From 8-10 April 2026, approximately 35 academics, practitioners and members from civil society will meet at the Geneva Graduate Institute for the Law & Marxism Spring School: Race, Resources and Redistribution.
What's the role of the development paradigm in 'new imperialism', and what's the role and significance of food (plantation economies, world trade law, food subsidies, supply chains, corporate power) and food sovereignty as a claim for redistribution? Can we do legal history from below? What are the legal histories of empire? What is the role of doctrines of free trade, terra nullius, etc? How were race, gender and sexuality legally constructed as part of the European colonial project? What can we do/are we doing today with lessons from the past? How can our research and legal practice support social movement struggles? How do we share resources with, and put our research and legal skills at the service of, social movements and groups?

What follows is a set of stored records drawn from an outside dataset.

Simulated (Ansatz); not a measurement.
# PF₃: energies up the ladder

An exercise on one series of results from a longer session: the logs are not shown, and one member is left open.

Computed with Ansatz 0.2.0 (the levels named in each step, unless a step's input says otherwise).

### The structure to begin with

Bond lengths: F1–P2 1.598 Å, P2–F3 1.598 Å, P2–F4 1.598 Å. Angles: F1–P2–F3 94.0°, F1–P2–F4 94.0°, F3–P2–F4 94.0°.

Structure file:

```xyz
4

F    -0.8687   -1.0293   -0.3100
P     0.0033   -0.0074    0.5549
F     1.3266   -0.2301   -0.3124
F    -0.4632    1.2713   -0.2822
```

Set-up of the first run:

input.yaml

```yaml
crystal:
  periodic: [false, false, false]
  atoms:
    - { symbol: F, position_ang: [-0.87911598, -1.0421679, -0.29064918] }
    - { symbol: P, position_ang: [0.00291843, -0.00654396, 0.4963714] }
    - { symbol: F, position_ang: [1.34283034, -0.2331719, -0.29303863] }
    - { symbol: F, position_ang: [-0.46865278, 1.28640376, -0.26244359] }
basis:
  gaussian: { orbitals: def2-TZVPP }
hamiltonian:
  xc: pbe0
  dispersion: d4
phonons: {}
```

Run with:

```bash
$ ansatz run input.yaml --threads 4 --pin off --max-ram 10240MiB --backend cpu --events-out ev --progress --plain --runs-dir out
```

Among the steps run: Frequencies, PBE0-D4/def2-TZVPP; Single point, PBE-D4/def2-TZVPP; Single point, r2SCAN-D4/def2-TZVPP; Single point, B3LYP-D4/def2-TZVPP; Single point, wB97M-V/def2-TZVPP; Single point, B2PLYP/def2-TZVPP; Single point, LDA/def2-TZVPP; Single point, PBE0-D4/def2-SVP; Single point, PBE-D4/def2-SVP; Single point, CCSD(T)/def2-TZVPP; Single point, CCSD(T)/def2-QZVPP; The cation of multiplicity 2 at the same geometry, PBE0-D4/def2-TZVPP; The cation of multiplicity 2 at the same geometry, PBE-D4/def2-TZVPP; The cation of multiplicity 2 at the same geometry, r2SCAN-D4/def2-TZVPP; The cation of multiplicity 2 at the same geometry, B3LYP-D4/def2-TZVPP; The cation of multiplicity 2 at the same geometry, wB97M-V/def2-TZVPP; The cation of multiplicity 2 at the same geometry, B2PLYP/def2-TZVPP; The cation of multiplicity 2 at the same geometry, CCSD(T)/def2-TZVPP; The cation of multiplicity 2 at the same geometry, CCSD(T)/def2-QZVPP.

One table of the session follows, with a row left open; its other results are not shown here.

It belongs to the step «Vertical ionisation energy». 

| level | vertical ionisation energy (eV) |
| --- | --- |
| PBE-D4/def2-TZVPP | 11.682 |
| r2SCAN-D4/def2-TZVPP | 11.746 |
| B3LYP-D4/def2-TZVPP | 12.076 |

These and other questions will be discussed in plenary sessions with experts, writing workshops and a critical walk in Geneva. Focusing on race, resources and redistribution, we hope the participants to engage in the discussion of how the lenses of historical materialism and Third World Marxism can provide a new horizon for redistribution. Further, we will discuss which methods we should use and how we can critically interrogate the silences, biases, and erasures of the archive. And how to take theory beyond academia and engage with movement lawyering.
This Spring School is organised by Suzana Rahde Gerchmann, Lys Kulamadayil (both Geneva Graduate Institute) & River Baars (SOAS) with the generous support of the Swiss National Science Foundation (grant no. 216005) and the Graduate Institute’s International Law Department.